Comments on the unfair competition case between Ferrero and Jinsha
Today and tomorrow, we will analyze several issues raised by the Ferrero and Jinsha unfair competition
case. Namely: the scope of name recognition, whether a product’s packaging can refer to the products of others, and protection over product packaging through trademark protection. Today, we will briefly introduce the case facts and the opinions held by the deciding courts.
Ferrero Company registered the trademark “FERRERO ROCHER” in China in 1986 and its FERRERO ROCHER chocolate (“Ferrero Chocolate”) entered the Chinese market in 1988. The Ferrero Chocolate packaging has the following features: 1) gold, ball-shaped foil wrapping; 2) the “FERRERO ROCHER” trademark printed as a decoration within an oval on the gold foil; 3) each chocolate wrapped in gold foil is padded with additional brown paper; 4) outer packaging is made of transparent plastic, so that the inner gold-wrapped balls can be seen from the outside; and 5) a red ribbon-like decoration printed on the trademark of the chocolate.
In 1990, Zhangjiagang No.1 Dairy Plant (“Zhangjiagang Dairy”) began to manufacture “Jinsha” chocolate, whose packaging closely resembles Ferrero Chocolate. Jinsha chocolate earned several awards in China, and “JINSHA” was registered as a trademark in China. In 2002, Zhangjiagang Dairy transferred the Jinsha trademark to Mengtesha Company, a company in which it had invested with another foreign company. In 2003, the Mengtesha Company registered the trademark “TRESOR DORE” and printed it on the packaging of Jinsha chocolate.
Based on the similar packaging used by Jinsha chocolate, Ferrero Company filed a lawsuit against Mengtesha Company in the Tianjin No.2 Intermediate People’s Court (the “Tianjin Intermediate Court”), accusing it of unfair competition and demanding that it pay compensation and stop manufacturing the allegedly infringing product.
After the hearing, the Tianjin Intermediate Court held that although Ferrero Chocolate entered the Chinese market fairly early, it was sold by way of consignment, so its consumer base is narrow, and it has not accumulated much social recognition. Through years of operation, however, Jinsha Chocolate accumulated high recognition, which has not been affected by the change of the investor from Zhangjiagang Dairy to Mengtesha Company and the amendment of the trademark to “JINSHA TRESOR DORE.” Furthermore, both manufacturers clearly show their trademark on an obvious place on the outer packaging, so, objectively, it is not likely to lead to consumer mistake. On these grounds, the Tianjin Intermediate Court refused Ferrero Company’s petition.

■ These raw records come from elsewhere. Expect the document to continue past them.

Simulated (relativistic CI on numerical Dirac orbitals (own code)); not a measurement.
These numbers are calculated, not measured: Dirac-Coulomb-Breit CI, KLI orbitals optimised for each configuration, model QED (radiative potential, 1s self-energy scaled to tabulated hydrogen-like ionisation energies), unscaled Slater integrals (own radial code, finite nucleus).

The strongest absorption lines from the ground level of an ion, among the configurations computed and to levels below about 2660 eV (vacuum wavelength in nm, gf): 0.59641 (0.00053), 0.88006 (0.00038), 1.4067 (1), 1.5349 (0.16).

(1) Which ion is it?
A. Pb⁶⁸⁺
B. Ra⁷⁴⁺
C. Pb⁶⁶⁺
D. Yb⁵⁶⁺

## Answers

Ferrero Company appealed, and the court of second instance overturned the judgment made in the first instance court. The court held that unfair competition liability had been established on the part of Mengtesha Company. The court provided the following reasoning for its decision:
(1) Well-known product as stipulated by the Anti Unfair Competition Law refers to products that have been sold in a specific market and are known to the relevant public. Determining the recognition of the product is based on the comprehensive consideration of its reputation in both the specific domestic and international markets, and the understanding cannot only be based on the reputation in the territory of China.
(2) In this case, the relevant chocolate packaging was first adopted by Ferrero Company. Mengtesha Company, on the other hand, could not prove its packaging is of its independent design. For this reason, it can be found that Mengtesha Company intentionally used Ferrero Rocher’s special packaging and decoration.
(3) According to the principle of good faith and publicly acknowledged commercial ethics, well-known products are the results of faithful business operation. In the law, the results of unfair competition tactics cannot be used as the basis for evaluating name recognition.
After the judgment in the second instance, Mengtesha Company applied for the review in the Supreme People’s Court. After hearing the case, the Supreme People’s Court sustained the decision made by the second instance court and provided further interpretation as follows:
(1) Well-known product as stipulated in the Anti Unfair Competition Law refers to those products that have a certain reputation in the territory of China and also have been widely adopted by the relevant public. The domestic protection of internationally well-known products is still based on popularity within China. On the other hand, the reputation of the product or the service is produced from production, sales, or other business activities in China. Determination of a well-known product is a comprehensive decision, and elements to consider include the sales time, sales territory, sales amount, and the sales target; the determination also considers the time, extent, and territorial scope of advertising, all of which are elements influencing the protection over the well-known product. The determination also does not exclude appropriate consideration of the popularity of the product overseas.
(2) The operator has the right to design its own packaging with the reference to the general elements of others’ design. But, the new design must be adequate to distinguish it from others’ packaging and decoration and cannot imitate the special packaging or decoration that shows the origin of another product and thus leads to confusion or mistaking in the market. Otherwise, this will constitute unfair competition in the market.